Figures released by the Home Builders Foundation (HBF) and Glenigan’s latest Housing Pipeline report show that planning permissions for 52,167 homes were granted in England during the first quarter of this year.
This is a 19% increase on the 43,926 permissions in the corresponding quarter last year. Figures in the latest report show that 203,810 permissions were granted in the 12 months to April.
As the country looks to increase housing supply from the very low levels of recent years the increased number of homes being planned is extremely welcome.
However, many of the homes identified in the report still have to navigate the remainder of the planning system, a process that continues to take far too long, delaying work starting on many of the sites.
Since the introduction of the Help to Buy Equity Loan scheme in 2013, housing output has increased significantly. The planning process, however, remains a significant constraint on the industry’s ability to meet the higher levels of demand and deliver further increases in supply.
Speaking today, Stewart Baseley, Executive Chairman of the HBF, said: “Since the Help to Buy scheme was introduced in 2013 house building activity has increased strongly. Private housing starts in 2014 were up nearly 40% on their pre-Help to Buy level in 2012. However we are still only building around half the number of new homes the country needs, and far fewer than in previous decades.

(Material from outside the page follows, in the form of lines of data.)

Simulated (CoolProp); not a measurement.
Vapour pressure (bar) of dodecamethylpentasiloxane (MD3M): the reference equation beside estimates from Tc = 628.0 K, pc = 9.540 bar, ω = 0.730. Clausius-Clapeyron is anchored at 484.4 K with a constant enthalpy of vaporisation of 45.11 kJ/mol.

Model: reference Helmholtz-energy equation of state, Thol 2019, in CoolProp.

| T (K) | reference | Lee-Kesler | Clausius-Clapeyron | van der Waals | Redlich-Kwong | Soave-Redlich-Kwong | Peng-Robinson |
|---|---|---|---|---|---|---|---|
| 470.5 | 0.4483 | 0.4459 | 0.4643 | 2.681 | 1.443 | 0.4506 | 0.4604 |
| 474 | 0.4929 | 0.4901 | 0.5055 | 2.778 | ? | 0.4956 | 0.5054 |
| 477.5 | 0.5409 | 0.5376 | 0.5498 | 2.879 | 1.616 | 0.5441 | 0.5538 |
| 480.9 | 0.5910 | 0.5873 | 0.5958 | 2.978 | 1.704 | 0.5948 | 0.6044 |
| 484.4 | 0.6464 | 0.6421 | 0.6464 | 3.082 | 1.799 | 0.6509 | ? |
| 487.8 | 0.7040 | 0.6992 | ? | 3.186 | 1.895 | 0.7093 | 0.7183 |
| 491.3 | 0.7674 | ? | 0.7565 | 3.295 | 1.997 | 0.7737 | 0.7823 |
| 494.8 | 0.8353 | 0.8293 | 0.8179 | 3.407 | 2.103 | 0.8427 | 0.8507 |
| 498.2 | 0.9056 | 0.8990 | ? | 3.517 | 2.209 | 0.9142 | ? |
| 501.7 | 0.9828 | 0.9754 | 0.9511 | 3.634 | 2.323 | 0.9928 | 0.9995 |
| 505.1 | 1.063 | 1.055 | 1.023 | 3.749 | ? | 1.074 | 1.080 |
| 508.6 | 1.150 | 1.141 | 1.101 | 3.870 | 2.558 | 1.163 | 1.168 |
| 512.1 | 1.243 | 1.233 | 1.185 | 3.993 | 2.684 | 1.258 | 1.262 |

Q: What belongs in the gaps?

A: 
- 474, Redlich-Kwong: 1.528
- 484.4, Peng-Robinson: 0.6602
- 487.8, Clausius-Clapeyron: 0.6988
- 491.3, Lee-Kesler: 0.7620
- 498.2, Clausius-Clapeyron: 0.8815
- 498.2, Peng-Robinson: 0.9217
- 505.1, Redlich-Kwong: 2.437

“One of the biggest constraints on the industry’s ability to meet the new level of demand and deliver further sustained increases in build rates is the planning process. How quickly we get more sites to the point where we can actually start to lay bricks will be a major influence on future house building levels.
“The headline announcements made in the Productivity Plan sound very positive. What is key is that the detail is now developed and the proposals implemented as soon as is possible.
“Increasing housing delivery will provide the high quality homes our next generation needs, support thousands of companies up and down the land and create tens of thousands of jobs.”